Other initial, obvious steps to reduce energy consumption is replacing every single lightbulb with LEDs. These bulbs are subsidized by utilities in many states, including Maryland. Whether your state subsidizes them or not, places like Costco have amazing prices for big boxes of bulbs.
Heating with wood pellets
Two tons of pellets comes on 2 four foot high pallets of 40 lb. bags and they need to be stored in a garage, basement, or shed. |
Our pellet stove is a wonderful focal point for our family, requires very little work, and makes no visible smoke. |
This year, we bought Green Supreme pellets made by Lignetics, one of the companies dedicated to using the PFI certification scheme. They also have good values, motivated to help families across America end the cycle of using more convenient forms of fossil fuels with residuals and low-grade wood produced by the lumber industry. So I’m back to using a solid fuel, just like my grandparents did, which takes a bit more effort. I expect my son to enter a generation that will one day have 100% renewables on the grid, enabling him to also choose a heat pump in what will hopefully be a net zero house that makes as much energy as it uses.
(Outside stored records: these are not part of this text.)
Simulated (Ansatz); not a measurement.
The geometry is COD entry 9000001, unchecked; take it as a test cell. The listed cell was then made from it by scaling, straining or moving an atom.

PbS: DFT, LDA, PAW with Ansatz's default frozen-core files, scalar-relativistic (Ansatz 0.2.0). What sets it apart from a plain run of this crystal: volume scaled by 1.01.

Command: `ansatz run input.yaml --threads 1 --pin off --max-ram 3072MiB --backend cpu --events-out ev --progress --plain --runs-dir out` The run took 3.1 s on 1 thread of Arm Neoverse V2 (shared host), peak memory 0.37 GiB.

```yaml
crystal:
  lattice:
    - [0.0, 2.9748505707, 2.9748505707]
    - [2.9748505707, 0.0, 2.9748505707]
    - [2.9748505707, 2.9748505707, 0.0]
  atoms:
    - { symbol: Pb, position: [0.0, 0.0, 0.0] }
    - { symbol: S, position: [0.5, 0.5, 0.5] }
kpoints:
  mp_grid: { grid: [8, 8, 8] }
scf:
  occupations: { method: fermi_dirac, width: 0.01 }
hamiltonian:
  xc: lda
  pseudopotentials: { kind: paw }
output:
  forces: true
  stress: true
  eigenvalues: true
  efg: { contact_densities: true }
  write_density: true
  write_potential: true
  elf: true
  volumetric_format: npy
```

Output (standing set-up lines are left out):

Another benefit of heating with a pellet stove is that the blowers on our gas furnace cost about $25 a
In much of the US, heat is the biggest single source of a home's carbon foortprint, other than yoiur car(s). |
I had three different EPA wood stoves over a period of 20 years (catalytic & non-catalytic), partly in search of a really good one that could run easily with no visible smoke. Using dry wood, I could usually get them to run without visible smoke, but it wasn’t always so easy and I didn’t feel good about putting smoke in a suburban neighborhood. I bought a high-quality indoor PM sensor and then a second one and found that my indoor air quality was always quite good, but the wood stove wasn’t good for the exterior air that was seeping into my neighbors’ homes. While applauding our success in not relying on fracked gas to heat our house, two neighbors agreed that the excess smoke from wood stoves concerned them. Most neighbors said they liked the smell, one of the enduring paradoxes of a pollutant which is not good for you. Our neighbors can't even smell, much less see the tiny emissions from our pellet stove.
Solar Electricity
We did not have a south facing roof, so they put 8 panels facing east and 10 panels facing west, which worked well. |
The blue shows the months we used more electricity than we made and the green show when we made more than we used. |
Once we bought two electric cars and let a neighbor also charge her Chevy Bolt at our house, we now have average $50 monthly electric bill. Powering a house and keeping 2 and a half cars full of gas could cost 5 to 10 times that much.
Solar panels are great because you don't have to do anything and they work month after month, year after year. In our case, we spend an hour or two each year trimming a few tree limbs to prevent them from shading the panels too much. If some of our neighbors hadn't done it first, it may have taken us years longer to make the plunge.
Purchased wind RECs
Our utility estimated our household usage based on a questionnaire of appliances. |
There are many companies to buy renewable electricity and most of them buy into big wind farms in Texas and the mid-west, which helps them grow and fill those grids with renewables. We don’t actually get the electrons made by those wind farms, but we pay for them. I don’t really want to subsidize companies that do large solar farms because its often not an optimal use of land, compared to covering our rooftops, parking lots and garages, etc.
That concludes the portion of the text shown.